Paper of the Day (Po’D): Music Cover Song Identification Edition, pt. 2

Hello, and welcome to Paper of the Day (Po’D): Music Cover Song Identification Edition, pt. 2. We continue today with a paper mentioned in the post from yesterday: J. Serrà, E. Gómez, P. Herrera, and X. Serra, “Chroma binary similarity and local alignment applied to cover song identification,” IEEE Trans. Audio, Speech, Lang. Process., vol. 16, pp. 1138-1151, Aug. 2008.
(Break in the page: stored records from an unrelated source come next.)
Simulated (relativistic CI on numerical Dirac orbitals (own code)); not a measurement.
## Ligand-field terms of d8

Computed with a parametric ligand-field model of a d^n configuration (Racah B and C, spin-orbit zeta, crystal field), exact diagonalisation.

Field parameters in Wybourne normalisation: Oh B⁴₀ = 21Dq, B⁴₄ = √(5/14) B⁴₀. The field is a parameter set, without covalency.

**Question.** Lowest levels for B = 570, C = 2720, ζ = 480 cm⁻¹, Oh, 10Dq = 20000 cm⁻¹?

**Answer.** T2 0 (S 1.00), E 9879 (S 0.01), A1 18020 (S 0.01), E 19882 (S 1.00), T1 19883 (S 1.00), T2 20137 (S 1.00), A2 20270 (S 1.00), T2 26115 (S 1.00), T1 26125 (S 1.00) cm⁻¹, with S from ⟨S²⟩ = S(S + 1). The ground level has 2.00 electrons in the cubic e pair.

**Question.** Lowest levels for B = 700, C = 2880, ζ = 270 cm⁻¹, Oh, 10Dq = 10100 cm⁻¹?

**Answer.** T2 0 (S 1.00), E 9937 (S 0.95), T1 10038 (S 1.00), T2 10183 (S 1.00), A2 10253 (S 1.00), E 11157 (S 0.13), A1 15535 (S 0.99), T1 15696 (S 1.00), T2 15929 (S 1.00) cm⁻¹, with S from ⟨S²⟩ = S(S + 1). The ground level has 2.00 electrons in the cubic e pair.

The authors explore the impacts on cover song identification of feature types, alignment methods both in time and pitch, beat tracking, and comparison methods using dynamic time warping (DTW). They also propose a new system using sequences of harmonic pitch class profiles (HPCP), which are essentially smoothed chroma features computed from spectral peaks (and their first 8 harmonics) in the band (40,5000) Hz. Related to this work are the following:

First, the authors make comparisons with two baseline systems: 1) the correlation of beat-synchronized HPCPs (Ellis et al. 2007 Po’D here); and 2) using DTW with HCPCs from E. Gómez’s Ph. D. thesis. The authors find that HCPCs computed with smaller pitch divisions (i.e., 1/3 semitone), provide higher average F-measures and recalls; that a cross-correlation measure is better than the cosine distance (i.e., stay out of the Euclidean space); that a key finding algorithm hurts performance (i.e., avoid weak links and assumptions); averaging features over frames instead of beats appears to increase performance (i.e., beat tracking could be a weak link); global DTW path constraints do not help (i.e., use local path constraints).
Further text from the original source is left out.